Partial Support Vector Regression to Mitigate Silent Errors in the Exascale Era

Omer Subasi
Seminar

As the Exascale era approaches, the increase in the capacity of high performance computing (HPC) systems and the targeted power and energy budget goals for these systems cause challenges in terms of reliability. In particular, silent data corruptions (SDC) or silent errors corrupt the results of HPC applications without being noticed. Consequently they become a significant threat to the correct computations of these applications.

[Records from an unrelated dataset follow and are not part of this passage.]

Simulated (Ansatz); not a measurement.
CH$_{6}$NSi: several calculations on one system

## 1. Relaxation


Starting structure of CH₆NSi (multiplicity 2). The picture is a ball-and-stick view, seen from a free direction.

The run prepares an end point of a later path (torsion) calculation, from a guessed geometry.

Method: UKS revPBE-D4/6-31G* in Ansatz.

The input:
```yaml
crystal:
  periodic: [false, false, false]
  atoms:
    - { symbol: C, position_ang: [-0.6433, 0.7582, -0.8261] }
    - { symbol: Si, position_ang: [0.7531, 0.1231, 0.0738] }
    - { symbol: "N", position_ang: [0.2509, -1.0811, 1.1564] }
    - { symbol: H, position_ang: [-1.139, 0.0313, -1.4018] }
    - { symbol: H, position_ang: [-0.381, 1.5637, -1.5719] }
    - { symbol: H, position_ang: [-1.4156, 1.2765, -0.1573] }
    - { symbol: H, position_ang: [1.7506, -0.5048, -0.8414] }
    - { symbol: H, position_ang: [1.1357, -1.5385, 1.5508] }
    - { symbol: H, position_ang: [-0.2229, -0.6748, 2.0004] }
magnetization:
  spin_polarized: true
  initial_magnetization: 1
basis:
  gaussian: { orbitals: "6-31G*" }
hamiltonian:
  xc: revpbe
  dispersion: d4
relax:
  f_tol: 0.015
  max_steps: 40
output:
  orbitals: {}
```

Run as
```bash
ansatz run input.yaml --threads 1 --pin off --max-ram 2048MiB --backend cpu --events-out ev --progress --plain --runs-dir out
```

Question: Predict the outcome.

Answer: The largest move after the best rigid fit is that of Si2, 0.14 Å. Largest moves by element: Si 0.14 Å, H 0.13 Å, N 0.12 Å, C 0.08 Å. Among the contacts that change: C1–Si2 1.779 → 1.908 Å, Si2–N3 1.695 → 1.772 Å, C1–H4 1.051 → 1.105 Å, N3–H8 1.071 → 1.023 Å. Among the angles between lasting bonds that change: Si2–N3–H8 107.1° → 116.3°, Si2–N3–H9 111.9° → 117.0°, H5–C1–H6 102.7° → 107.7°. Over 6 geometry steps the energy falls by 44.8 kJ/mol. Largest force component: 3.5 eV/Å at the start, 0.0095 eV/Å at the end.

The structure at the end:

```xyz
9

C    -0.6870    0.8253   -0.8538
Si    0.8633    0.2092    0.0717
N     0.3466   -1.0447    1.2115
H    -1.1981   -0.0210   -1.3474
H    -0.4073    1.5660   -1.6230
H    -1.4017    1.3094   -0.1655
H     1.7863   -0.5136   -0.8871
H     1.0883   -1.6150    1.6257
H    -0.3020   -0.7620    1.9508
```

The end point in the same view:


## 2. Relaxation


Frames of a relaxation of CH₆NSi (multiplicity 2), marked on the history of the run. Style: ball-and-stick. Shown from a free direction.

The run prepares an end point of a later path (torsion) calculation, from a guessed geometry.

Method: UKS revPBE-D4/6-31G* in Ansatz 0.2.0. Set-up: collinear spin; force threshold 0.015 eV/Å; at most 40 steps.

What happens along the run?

In this work, we re-purpose and redesign epsilon-insensitive support vector machine regression to detect and correct SDCs that occur in HPC applications which can be characterized by an error bound. Our design takes spatial features, i.e. neighboring data values, into training data and as a result incurring low memory overhead. Experimental results show that our detector achieves more than 90% recall and less 1% false positive rate for most of the cases. Moreover our detector incurs low performance overhead for all benchmarks studied. Comparison to other state-of-the-art techniques indicates that our detector provides the best trade-off considering its performance and the incurred overheads.

Bio
Omer Subasi is a last-year PhD student at Barcelona Supercomputing Center and Polytechnic University of Catalonia. He got his BS degree in Computer Engineering with double major in Mathematics from Koc University, Istanbul, Turkey in 2009. He got his Master degree in Computer Science and Engineering from Koc University, Istanbul, Turkey in 2012. His research interest are reliability for high performance computing (HPC) and exascale systems, programming models, reliability modelling. He is currently working on techniques to mitigate silent data corruptions in HPC applications.